RE: [greenstone-devel] Metadata.xml not well formed

From Diego Spano
DateWed, 6 Aug 2003 16:52:52 -0300
Subject RE: [greenstone-devel] Metadata.xml not well formed
In-Reply-To (20030805215247-GE6174-wesson-cs-waikato-ac-nz)
Helio, as John said, you don?t need to write html &#...; codes. Download
jedit (www.jedit.org) and use it to write metadata.xlm files. You can
configure this editor to save the files in UTF-8 format, so you don?t need
to worry about special characters, simply write text in natural language and
jedit saves it in utf-8 format. Greenstone will have no problems whit this
file.

Jedit has a "Loading/Saving" configuration option and inside this topic
there is a "Default character encoding" feature, so select UTF8.
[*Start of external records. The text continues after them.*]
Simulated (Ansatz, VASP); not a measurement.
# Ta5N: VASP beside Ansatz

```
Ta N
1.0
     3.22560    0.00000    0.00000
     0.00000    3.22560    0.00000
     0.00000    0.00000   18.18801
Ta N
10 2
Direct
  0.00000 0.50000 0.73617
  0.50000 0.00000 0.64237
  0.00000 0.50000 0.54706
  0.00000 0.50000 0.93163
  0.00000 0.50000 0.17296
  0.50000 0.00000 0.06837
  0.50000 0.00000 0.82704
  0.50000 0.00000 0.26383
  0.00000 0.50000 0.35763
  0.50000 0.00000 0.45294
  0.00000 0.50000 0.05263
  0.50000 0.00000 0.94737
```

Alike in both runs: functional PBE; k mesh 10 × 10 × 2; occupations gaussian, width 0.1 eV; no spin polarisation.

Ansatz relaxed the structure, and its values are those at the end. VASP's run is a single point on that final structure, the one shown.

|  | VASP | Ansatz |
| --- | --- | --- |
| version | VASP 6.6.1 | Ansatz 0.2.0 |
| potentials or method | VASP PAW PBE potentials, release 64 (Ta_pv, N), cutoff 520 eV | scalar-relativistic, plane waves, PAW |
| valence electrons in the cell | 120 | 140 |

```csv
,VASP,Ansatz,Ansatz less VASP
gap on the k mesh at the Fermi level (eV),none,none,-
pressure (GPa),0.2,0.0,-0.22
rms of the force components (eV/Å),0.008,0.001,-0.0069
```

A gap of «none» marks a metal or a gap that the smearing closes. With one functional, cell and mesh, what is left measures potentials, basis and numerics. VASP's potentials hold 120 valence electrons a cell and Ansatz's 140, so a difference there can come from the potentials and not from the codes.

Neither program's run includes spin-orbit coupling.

Hope you understand what I?m saying.

Lic. Diego Spano
Archivo Digital
Secretaria de Derechos Humanos
djspano@jus.gov.ar <mailto:djspano@jus.gov.ar>

-----Mensaje original-----
De: greenstone-devel-bounces@list.scms.waikato.ac.nz
[mailto:greenstone-devel-bounces@list.scms.waikato.ac.nz]En nombre de
John R. McPherson
Enviado el: Martes, 05 de Agosto de 2003 06:53 p.m.
Para: Bethany Letalien
CC: 'greenstone-devel@list.scms.waikato.ac.nz'; Helio Kuramoto
Asunto: Re: [greenstone-devel] Metadata.xml not well formed


On Tue, Aug 05, 2003 at 05:00:31PM -0500, Bethany Letalien wrote:
> Helio, you can't use accents in the metadata files like that. Try removing
> them. Make it run, then do it again with the accents in place, but use
> UNICODE (http://www.unicode.org/). You're set to UTF-8, which is right.
> You need to start the statements with &#x and then end them with ; if
> you're using the sets at http://www.unicode.org/charts/PDF/U0080.pdf (also
> look at http://www.unicode.org/charts/PDF/U0000.pdf for special character
> it won't process if typed normally). For example, informacao becomes
>
> informa&#x00E7;&#x00F5;o
>
> I just got through converting Portuguese accents to UNICODE in a
> metadata.xml file, so feel free to e-mail me off list as well in either
> language. Also, I'd be curious to hear about your work at IBICT....

Hi,
you don't have to use the html &#...; codes. You can use the accented
characters, as long as they are using utf-8 codes, and not latin
(iso-8859 or windows codepage 1252) characters sets.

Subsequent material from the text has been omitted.